You are viewing a plain text version of this content. The canonical link for it is here.
Posted to user@spark.apache.org by Aureliano Buendia <bu...@gmail.com> on 2014/01/21 06:42:03 UTC

How to perform multi dimensional reduction in spark?

Hi,

It seems spark does not support nested RDD's, so I was wondering how can
spark handle multi dimensional reductions.

As an example consider a dataset with these rows:

((i, j), value)

where i, j and k are long indexes, and value is a double.

How is it possible to first reduce the above rdd over j, and then reduce
the results over i?

Just to clarify, a scala equivalent would look like this:

var results = 0
for (i <- 0 until I) {
  var jReduction = 0
  for (j <- 0 until J) {
    *// Reduce over j*
    jReduction = jReduction + rdd(i,j)
  }
  *// Reduce over i*
  results = results * jReductions(i)
}

Re: How to perform multi dimensional reduction in spark?

Posted by "Evan R. Sparks" <ev...@gmail.com>.
You can break this down into a two-stage pipeline like the following:

rdd.map(r => (r._1._1, r._2)).reduceByKey(_ + _).map(_._2).reduce(_ * _)
The first map puts each (i,j) pair into an i group, and then the
reduceByKey will sum up all the values in each i group.

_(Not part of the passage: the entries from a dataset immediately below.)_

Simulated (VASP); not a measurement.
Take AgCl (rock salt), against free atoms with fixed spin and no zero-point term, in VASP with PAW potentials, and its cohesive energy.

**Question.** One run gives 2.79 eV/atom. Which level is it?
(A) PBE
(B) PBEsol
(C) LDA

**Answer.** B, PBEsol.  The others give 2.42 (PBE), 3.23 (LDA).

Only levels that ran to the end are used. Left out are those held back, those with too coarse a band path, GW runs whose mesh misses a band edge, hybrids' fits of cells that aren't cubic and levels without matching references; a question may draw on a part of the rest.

The second map extracts the value of each i group and the reduce will sum
up all of those values. There are optimizations that can be made here if
your data gets really big or really dense, but that's the basic idea.

- Evan


On Tue, Jan 21, 2014 at 11:29 AM, Aureliano Buendia <bu...@gmail.com>wrote:

> Surprisingly, this turned out to be more complicated than what I expected.
>
> I had the impression that this would be trivial in spark. Am I missing
> something here?
>
>
> On Tue, Jan 21, 2014 at 5:42 AM, Aureliano Buendia <bu...@gmail.com>wrote:
>
>> Hi,
>>
>> It seems spark does not support nested RDD's, so I was wondering how can
>> spark handle multi dimensional reductions.
>>
>> As an example consider a dataset with these rows:
>>
>> ((i, j), value)
>>
>> where i, j and k are long indexes, and value is a double.
>>
>> How is it possible to first reduce the above rdd over j, and then reduce
>> the results over i?
>>
>> Just to clarify, a scala equivalent would look like this:
>>
>> var results = 0
>> for (i <- 0 until I) {
>>   var jReduction = 0
>>   for (j <- 0 until J) {
>>     *// Reduce over j*
>>     jReduction = jReduction + rdd(i,j)
>>   }
>>   *// Reduce over i*
>>   results = results * jReductions(i)
>> }
>>
>>
>

Re: How to perform multi dimensional reduction in spark?

Posted by Aureliano Buendia <bu...@gmail.com>.
Surprisingly, this turned out to be more complicated than what I expected.

I had the impression that this would be trivial in spark. Am I missing
something here?


On Tue, Jan 21, 2014 at 5:42 AM, Aureliano Buendia <bu...@gmail.com>wrote:

> Hi,
>
> It seems spark does not support nested RDD's, so I was wondering how can
> spark handle multi dimensional reductions.
>
> As an example consider a dataset with these rows:
>
> ((i, j), value)
>
> where i, j and k are long indexes, and value is a double.
>
> How is it possible to first reduce the above rdd over j, and then reduce
> the results over i?
>
> Just to clarify, a scala equivalent would look like this:
>
> var results = 0
> for (i <- 0 until I) {
>   var jReduction = 0
>   for (j <- 0 until J) {
>     *// Reduce over j*
>     jReduction = jReduction + rdd(i,j)
>   }
>   *// Reduce over i*
>   results = results * jReductions(i)
> }
>
>